Built with BigQuery: How Connected-Stories leverages Google Data Cloud and AI/ML for creating personalized Ad Experiences
Dr. Ali Arsanjani
Director AI/ML Partner Engineering, Google
Data Product Director, Connected-Stories
Try Google Cloud
Start building on Google Cloud with $300 in free credits and 20+ always free products.Free trial
Editor’s note: The post is part of a series highlighting our awesome partners, and their solutions, that are Built with BigQuery
In the field of producing engaging video content such as ads, many marketers ignore the power of data to improve their creative efforts to meet the consumers' need for personalized messages. The demand for creative tech to efficiently personalize is real as marketers need personalized video Ads to reach their audience with the right message at the right time. Data, Insights and Technology are the main ingredients to deliver this value while ensuring security and privacy requirements are met. The Connected-Stories team partnered with Google Cloud to build a platform for Ad personalization. Google Data Cloud and BigQuery are at the forefront to assimilate data, leverage ML models, create personalized ads, and capitalize on real-time intelligence as the core features of the Connected-Stories NEXT platform.

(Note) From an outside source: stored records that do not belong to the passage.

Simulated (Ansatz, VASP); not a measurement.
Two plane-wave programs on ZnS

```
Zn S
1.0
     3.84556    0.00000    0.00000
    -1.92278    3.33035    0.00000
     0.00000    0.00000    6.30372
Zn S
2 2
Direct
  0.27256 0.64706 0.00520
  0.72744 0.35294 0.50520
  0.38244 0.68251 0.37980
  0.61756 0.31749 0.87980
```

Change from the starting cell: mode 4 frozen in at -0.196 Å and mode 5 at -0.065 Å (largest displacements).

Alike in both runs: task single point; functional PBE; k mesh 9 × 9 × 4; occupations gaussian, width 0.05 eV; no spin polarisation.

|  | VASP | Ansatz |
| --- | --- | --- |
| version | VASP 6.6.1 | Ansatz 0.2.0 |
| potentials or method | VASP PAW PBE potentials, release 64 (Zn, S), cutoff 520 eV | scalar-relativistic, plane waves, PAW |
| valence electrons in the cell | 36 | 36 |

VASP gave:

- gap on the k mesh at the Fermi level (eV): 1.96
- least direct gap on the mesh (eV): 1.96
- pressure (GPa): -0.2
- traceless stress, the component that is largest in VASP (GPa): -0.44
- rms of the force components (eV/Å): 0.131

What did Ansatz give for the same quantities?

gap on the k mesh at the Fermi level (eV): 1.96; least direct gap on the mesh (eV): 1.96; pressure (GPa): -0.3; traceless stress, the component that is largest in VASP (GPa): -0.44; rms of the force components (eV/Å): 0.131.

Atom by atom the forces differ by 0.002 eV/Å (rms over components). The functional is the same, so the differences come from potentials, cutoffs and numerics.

Connected-Stories NEXT is an end-to-end creative management platform to develop, serve, and optimize interactive video and display ads that scale across any channel. The platform ingests first-party data to create custom ML models, measure numerous third-party data points to help brands develop unique customer journeys and create videos that their data signals can drive. An intelligent feedback loop passes real-time data back, enabling brands to make data-driven and actionable video ads that take the brand’s campaigns to the next level.
The core use case of the NEXT platform revolves around collecting user’s interaction data and optimizing for precision and speed to create an actionable Ad experience that is personalized for each user. The platform processes complex data points to create interactive data visualizations that allow for accurate analysis. The platform uses Vertex AI to access managed tools, workflows, and infrastructure to build, deploy, and scale ML models that have improved the accuracy to identify segments for further analysis.
The platform ingests 200M data events with peaks and valleys of activity. These events are processed to generate dashboards that enable users to visualize metrics based on filters in real-time. These dashboards have high performance requirements in terms of a responsive user interface under constantly changing data dimensions.
Google Cloud’s serverless stack coupled with limitless data cloud infrastructure has been the core to the NEXT platform’s data-driven innovation. The growing volume of data ingested, streamed and processed were scaled uniformly across the compute, storage and analytical layers of solution. A lean development team at Connected-Stories were able to focus all-in on the solution, while the serverless stack scaled, lowered attack service in terms of security and optimized the cost footprint through pay-as-you-go features.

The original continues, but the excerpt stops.